4.07.2013

Homemade.

You know what I did this weekend?

Ate a lot of great food.

As the finishing of my job looms ever closer, I've been cracking down on my budget. I need to get myself within a certain means of living if I expect to make it through the next three years without a proper job. But that doesn't mean I have to go back to eating egg sandwiches, like I did during the lean college years.

A friend and I spend the afternoon having coffee and dinner yesterday, and as she's moving into a budgeting period of life as well, we fell on the topic of how, theoretically, cooking Korean should be cheaper. The problem is, to get enough variety with Korean food, or to really eat it well, you need a lot of different ingredients. Fresh ingredients, which are often only available in bulk. Which doesn't work well for a single person, or even, really, a couple. Green onion, for example? I've never not thrown out at least half.

So I've been looking for cheap alternatives. I've heard a lot of talk around the internet amongst foreigners about iHerb, so I finally decided to check it out, and placed my first order last Sunday. On Tuesday, I got a phone call from customs to collect my passport number, and then the package arrived on Thursday.

This weekend, we had chicken curry and brown rice, hummus and pita bread, honey and almond butter and jelly sandwiches on homemade bread, and homemade popcorn. Busan's thrilled. And it was all dead cheap.




Last weekend, we had the above banana bread for breakfast, and I've been keeping a loaf of the herb bread around at all times. The pitas are also homemade, as is the hummus. That's what keeps it all so cheap. Other than the banana bread, it's essentially just yeast, flour and water. I can even pick up packets of cheap instant yeast at the little green market that's a five minute walk from my place.

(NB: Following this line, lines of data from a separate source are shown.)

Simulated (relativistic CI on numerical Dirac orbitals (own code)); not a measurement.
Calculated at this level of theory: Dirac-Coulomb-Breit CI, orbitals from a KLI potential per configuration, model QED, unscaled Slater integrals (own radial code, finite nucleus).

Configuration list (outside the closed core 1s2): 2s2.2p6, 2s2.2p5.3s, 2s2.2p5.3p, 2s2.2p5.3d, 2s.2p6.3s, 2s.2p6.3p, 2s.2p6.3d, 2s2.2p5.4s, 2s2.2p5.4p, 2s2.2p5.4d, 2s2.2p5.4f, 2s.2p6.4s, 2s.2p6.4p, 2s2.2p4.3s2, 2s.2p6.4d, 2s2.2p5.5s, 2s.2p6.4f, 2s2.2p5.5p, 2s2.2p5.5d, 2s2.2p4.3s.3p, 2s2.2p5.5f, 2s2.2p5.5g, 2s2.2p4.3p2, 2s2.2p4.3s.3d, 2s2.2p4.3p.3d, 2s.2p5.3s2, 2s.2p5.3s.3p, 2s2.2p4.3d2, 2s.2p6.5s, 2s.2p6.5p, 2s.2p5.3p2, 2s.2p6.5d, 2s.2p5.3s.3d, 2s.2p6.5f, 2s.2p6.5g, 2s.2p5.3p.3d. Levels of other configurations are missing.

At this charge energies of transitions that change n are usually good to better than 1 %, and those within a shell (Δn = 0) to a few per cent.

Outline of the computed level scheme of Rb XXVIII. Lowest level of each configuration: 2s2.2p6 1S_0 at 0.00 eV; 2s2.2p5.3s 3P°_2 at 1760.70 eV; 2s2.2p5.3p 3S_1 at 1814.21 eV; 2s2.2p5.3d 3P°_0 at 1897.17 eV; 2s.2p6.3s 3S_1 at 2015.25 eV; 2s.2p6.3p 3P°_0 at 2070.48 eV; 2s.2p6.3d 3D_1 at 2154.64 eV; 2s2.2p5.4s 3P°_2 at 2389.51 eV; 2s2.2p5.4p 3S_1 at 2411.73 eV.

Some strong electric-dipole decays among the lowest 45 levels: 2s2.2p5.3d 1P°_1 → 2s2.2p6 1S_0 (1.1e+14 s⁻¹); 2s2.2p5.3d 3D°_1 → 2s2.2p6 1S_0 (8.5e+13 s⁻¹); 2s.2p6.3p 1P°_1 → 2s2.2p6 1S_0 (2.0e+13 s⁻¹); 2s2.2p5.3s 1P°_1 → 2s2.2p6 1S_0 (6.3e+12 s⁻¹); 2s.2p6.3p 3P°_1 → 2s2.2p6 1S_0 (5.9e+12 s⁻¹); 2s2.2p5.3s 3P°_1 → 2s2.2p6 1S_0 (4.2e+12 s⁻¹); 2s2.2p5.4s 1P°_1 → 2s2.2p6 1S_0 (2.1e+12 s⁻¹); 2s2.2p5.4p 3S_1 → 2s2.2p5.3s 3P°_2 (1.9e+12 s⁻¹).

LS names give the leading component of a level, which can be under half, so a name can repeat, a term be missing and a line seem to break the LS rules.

This week sometime, I hope to get some homemade yogurt going, which if you don't know, is just milk combined with a couple of spoonfuls of yogurt with active live cultures.

I know there is a lot that foreigners in Korea feel limited by without an oven, but my little oven is something I picked up at a secondhand store for 25,000 won in my neighborhood a few years ago, and it's served me really well. These days, more and more baking equipment and supplies are popping up at the marts, and I even got the bread pan I've been using lately at the Daiso in my neighborhood's subway station (along with a few other random baking utensils).

B's pretty happy with the influx of foreign food, and happy enough to stay in and eat curry for about six thousand won, rather than go out for 40. The truth is, I've just set into motion my diabolical scheme to start convincing him to be more choosy about the kitchen space when we start apartment hunting in a few months. If B thinks he's going to get good food out of a situation, he'll agree to just about anything.

Anyway, I put of iHerb for a long time because I usually can't be bothered with internet ordering things. There's something unsavory about it for me. But I'm completely converted now, and will probably be placing an order every couple of weeks. If anybody wants the code I got, which will give you $10 off your first order, just let me know and I'll pass it on.

Oh! And one more thing I forgot to mention: Herbal coffee (aka decaf that doesn't taste like dirt). I've been drinking it all day, and it's not a problem. And real, quality espresso which doesn't cost an arm and a leg. I'm fucking hooked.

2 comments:

Sidney said...

can i ask how big your oven is? keunseok is making me a nice island-style table for my kitchen so i'll have room for an oven w/o it being in the way, and i CAN get a large one, but you make amazing thing with yours.

I'm no Picasso said...

Mine is just teeny tiny. I can't even fit an average sized six muffin pan in, and had to go to the baking market to buy a smaller one. It's smaller than my microwave (much) and weighs about five pounds.

Things to consider are that it takes forever to do cupcakes/cookies/multiple layer cakes because everything has to go in shifts. But I haven't found it to be too much of a bother, personally. Two dozen cookies is a two hour nightmare, though.